It always strikes me how people think of Easter as being less important than Christmas.  In fact, the early Church called Christmas the “Christmas Pasch.”  This, therefore implies that it is tied in with the Easter Celebration.  It is also quite interesting to note that the Filipino term for Christmas, I believe is Pasko; we can see from that, the derivation of the word Pasch (Paschal) or the Easter Mysteries.  Perhaps there is an interlinking between the Christmas Narratives and the Resurrection Narratives.  There cannot be one without the other!

Therefore, our Easter Challenge is the same as Mary Magdalene’s: when she saw that the Lord had risen from the tomb she ran to the disciples and told them that, in many words that the Lord had risen!  So too, we must go out today and tell people about Jesus and about what he has done for us.  People may not at first believe in the Easter Mysteries but they should believe in Jesus because he was a man who lived 2000 years ago and there is proof of that in the Scriptures.  That is what we must do: proclaim to the whole world, Christ’s triumph over death!

I’ll conclude now by reading to you an extract from a story entitled ‘Dead and Alive again’ which comes from a children’s book published in the mid 1990s.  And this story gives an easy understanding of what our challenge must be.  It is taken from a child’s perspective, as other people are included.

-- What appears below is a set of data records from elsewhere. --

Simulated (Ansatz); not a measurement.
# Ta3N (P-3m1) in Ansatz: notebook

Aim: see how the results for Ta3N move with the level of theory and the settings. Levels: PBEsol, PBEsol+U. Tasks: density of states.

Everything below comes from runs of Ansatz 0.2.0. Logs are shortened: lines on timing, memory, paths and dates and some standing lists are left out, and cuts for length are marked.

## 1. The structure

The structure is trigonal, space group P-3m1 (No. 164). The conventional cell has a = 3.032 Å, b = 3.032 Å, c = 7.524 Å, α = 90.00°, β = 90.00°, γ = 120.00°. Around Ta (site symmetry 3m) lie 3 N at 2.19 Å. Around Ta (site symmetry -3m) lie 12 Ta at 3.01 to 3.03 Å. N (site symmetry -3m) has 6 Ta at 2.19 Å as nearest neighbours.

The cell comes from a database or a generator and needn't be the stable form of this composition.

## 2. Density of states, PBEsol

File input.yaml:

·        …What they didn’t know, of course, was that they had not got rid of him at all!  Jesus died on the Friday, nothing much happened on Saturday, because that was the resting day and people were not allowed to work.  Then on Sunday, Mary Magdalene said to his friends, Joanna and another Mary, ‘let’s go to Jesus’ grave.  At the very least we could put some flowers on it.’  Joanna was not really sure.  The government did not like Jesus, she had once said, and she believed that they would be guarding his tomb to find out who his friends were.  But the other Mary said, ‘they probably know about us, anyway.  I agree with Mary – we must go and look.’…When they got there the grave was empty.  Then they found someone waiting there who told them that he was alive again.  Well, Joanna and Mary were terrified!  They didn’t know what was going on, but they knew they did not like it.  So they ran off, not telling a single person.  Mary Magdalene stayed.  What was said hadn’t really sunk in, when she saw a gardener.  It was still darkish and she couldn’t see him all too well so she asked him where to find Jesus’ grave.  Familiarly, the gardener said to her, ‘Mary!’  It was Jesus!  He was alive!…Mary asked Jesus what she should do, and he said: ‘Go and find the others…and tell them that I am alive…wherever people are, they’ll find me there…”

“Christus Resurrexit, Alleluia! Christ is Risen, Alleluia!”

 Prayer of the Faithful

Easter Sunday (A,B,C)

Celebrant: We are ‘Easter People,’ and our chant is ‘Alleluia!’  Today we celebrate the Resurrection of Christ who suffered and died for love of us all; we turn to him with courage. 

Reader:    The Response is 'Hear our Prayer'                              

That all people who follow the values of Christianity may be filled with joy, love, hope and peace as we rejoice on this Easter Day.            

That this Easter may be a new beginning for those who strayed from their beliefs and an enthusiastic witness to the newly baptised and received in the Church.                     

That the Church will continue to proclaim the joys of Easter, that although Christ our Passover was sacrificed, he has now risen from the grave.      

That the sick, lonely, poor, and bereaved may experience the joy and hope of the Easter message.

That, as Eastertide begins, so also will peace and justice emerge in the world, especially in the HolyLand.

[In England and Wales:] After his Resurrection, Jesus appeared to Mary and the disciples.  By doing so these humble people grew in faith, knowing he had risen from the dead.  Mary rejoiced – her son had returned as he promised.  Let us pray to Mary: Hail, Mary… 

Celebrant: O God, who, on this day, through you only-begotten Son, Jesus Christ, has conquered death, and thrown open to us the gate of everlasting life.  Give effect by your aid to our prayers, which you anticipate and inspire.  Through the same Christ, our Risen Lord.  Amen.